Seawater samples were collected from several sites in the East China Sea during cruise training classes around May or June in 2011, 2012, and 2015. The seawaters were collected by Niskin sampler, and were distributed to 100-mL vials. These samples in vials were added with saturated HgCl2 solution to stop microbial activities, and were capped with butyl rubber caps. They were stored in a refrigerator, and analyzed for methane concentration. During their samplings, CTD monitoring sensors were attached to the Niskin sampler, and they recorded conductivity, temperature, and pressure, etc.
The methane concentrations were measured by GC-FID (Shimadzu; GC-2014A) after gas extraction using extraction equipment. The concentration were determined by 10-ppm standard gas for a calibration, and the precision was within 8%.
Based on the CTD data, we classified the area into continental shelf area, continental slope area, and Kuroshio Current area. First, seawater in continental shelf area contained relatively much methane, suggesting the effects of continental water flows enriched in organic matter, or of seafloor sediments on the shelf. Next, in the continental slope area, seawater showed high methane concentrations around 100-200 m. On the other hand, in Kuroshio Current area, seawater showed the equilibrium concentration with the atmosphere at the surface water, 1-2 nmol/kg above 600 m, and <1 nmol/kg below 600 m. The methane anomaly around 100-200 m in the continental slope area was associated with low salinity, which would be derived from the continental shelf water.
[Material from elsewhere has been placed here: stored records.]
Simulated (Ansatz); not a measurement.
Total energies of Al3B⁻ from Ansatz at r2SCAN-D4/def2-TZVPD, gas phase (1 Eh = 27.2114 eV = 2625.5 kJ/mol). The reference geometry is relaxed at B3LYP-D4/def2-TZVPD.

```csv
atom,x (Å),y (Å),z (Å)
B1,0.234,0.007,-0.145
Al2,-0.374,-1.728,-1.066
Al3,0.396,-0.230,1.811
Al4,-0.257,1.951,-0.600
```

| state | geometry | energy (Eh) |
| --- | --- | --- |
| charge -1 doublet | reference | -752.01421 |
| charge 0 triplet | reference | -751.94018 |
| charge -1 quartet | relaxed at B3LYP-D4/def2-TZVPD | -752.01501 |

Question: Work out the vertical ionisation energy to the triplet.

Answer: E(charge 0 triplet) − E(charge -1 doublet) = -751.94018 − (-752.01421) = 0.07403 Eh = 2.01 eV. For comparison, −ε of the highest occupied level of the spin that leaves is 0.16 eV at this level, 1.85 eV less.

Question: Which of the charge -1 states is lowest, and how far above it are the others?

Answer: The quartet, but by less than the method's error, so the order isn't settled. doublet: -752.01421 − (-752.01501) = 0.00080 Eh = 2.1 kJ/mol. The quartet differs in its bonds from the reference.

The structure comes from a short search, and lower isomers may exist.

The seawater at some sites in the continental slope area showed anomalous methane concentrations around several hundred meters. These sites include places that have never been reported as mud volcano area, cold seep area, nor hydrothermal area. We cannot identify phenomenon of the methane source, but hydrothermal systems are unlikely considering tectonic setting. Mud volcanoes and cold seeps are likely in this area. Below the seafloor, Shimajiri Group or Yaeyama Group may be distributed, which is rich in organic matter, and normal faults would be distributed associated with rifting activities of back-arc basin, which would play a role as a pathway of methane from deep layers to surface layers of sediments. In these areas, methane would be released from the seafloor as mud volcanoes, cold seeps, or pock marks. Depending on a scale or numbers, the methane sources can play a role a source of methane to the atmosphere. We will investigate methane distribution in the seawater and observe the seafloor by submersibles, and clarify the details of methane releasing phenomenon.